Financiers could reap millions
Many latching onto new tax workaround
Under a new state law passed earlier this year, top hedge fund managers and other financiers could reap millions of dollars in tax savings, according to a Bloomberg analysis Thursday of a little-noticed element in the state statute.
In June, Gov. Dannel P. Malloy signed into law a new tax treatment for passthrough entities like limited liability companies and partnerships, under which taxes on profits are assessed directly on individuals controlling those firms so that they do not get taxed twice.
Under the new law, owners of those companies get a credit of 93 percent of the income taxes they pay the state, while being able to take a full deduction of the tax as a business expense for the purpose of reporting their federal returns to the IRS. And for fund managers who claim a 20 percent tax rate after cashing in investments they have held for three years, one accounting method can reduce their long-term capital gains rate by 1.4 percentage points, according to the Bloomberg report.
According to several accounting experts queried by Bloomberg, the Connecticut provision has not gone unnoticed among the wealthiest money management firms and their bookkeepers, with New York residents who work in Connecticut not being able to grab the same benefit. Connecticut is third nationally for the concentration of households with at least $1 million in investable assets, at 107,000 in all or one of every 7.8 percent of households, as calculated by Phoenix Marketing International in its annual ranking of millionaire households.
Finn Dixon & Herling partner Michael Spiro told Bloomberg the IRS could yet issue a clarification barring the tax break.
The IRS already intervened earlier this year after Connecticut and other states explored creating a way to restore the benefits lost by residents after the December passage of the federal Tax Cuts and Jobs Act, which among other measures capped at $10,000 the IRS deductions taxpayers could take for the state and local taxes they pay, or SALT.

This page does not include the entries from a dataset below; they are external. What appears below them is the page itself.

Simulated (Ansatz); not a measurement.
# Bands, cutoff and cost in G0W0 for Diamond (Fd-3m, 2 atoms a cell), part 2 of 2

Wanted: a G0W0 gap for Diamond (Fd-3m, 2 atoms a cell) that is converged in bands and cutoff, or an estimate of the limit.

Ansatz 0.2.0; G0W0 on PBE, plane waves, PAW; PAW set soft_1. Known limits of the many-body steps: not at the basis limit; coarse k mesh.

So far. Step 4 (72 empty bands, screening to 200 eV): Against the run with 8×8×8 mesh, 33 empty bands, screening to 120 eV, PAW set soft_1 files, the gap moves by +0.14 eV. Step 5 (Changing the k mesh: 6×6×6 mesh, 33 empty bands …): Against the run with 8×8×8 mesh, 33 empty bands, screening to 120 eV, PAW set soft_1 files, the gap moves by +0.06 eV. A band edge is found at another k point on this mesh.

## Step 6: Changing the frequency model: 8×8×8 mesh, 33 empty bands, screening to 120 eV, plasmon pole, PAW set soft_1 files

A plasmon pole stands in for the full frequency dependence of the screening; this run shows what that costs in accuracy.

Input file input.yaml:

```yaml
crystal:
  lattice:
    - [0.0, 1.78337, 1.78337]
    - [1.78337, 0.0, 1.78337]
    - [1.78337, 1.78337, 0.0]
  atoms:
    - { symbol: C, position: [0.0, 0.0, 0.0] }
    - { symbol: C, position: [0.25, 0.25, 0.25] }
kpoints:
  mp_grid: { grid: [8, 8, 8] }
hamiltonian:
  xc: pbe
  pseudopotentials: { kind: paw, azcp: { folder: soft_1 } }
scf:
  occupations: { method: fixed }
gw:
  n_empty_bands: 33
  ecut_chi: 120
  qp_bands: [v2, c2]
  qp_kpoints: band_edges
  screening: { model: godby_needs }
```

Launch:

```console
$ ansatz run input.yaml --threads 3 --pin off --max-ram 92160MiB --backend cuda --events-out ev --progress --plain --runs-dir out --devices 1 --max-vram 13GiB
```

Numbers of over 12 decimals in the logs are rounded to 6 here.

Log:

Connecticut, New York and other northeast states have since sued the federal government, with the Malloy administration estimating Connecticut residents will lose $10.8 billion in SALT deductions they could have claimed on this year’s taxes.
In August, income tax and pass-through entity tax collections were up 13.8 percent in Connecticut from a year earlier, according to the state Department of Revenue Services, representing an additional $55 million in revenue, with sales tax collections jumping more than 6 percent. The two taxes drive DRS collections, amounting to 80 cents of every dollar that taxpayers sent to Hartford in August.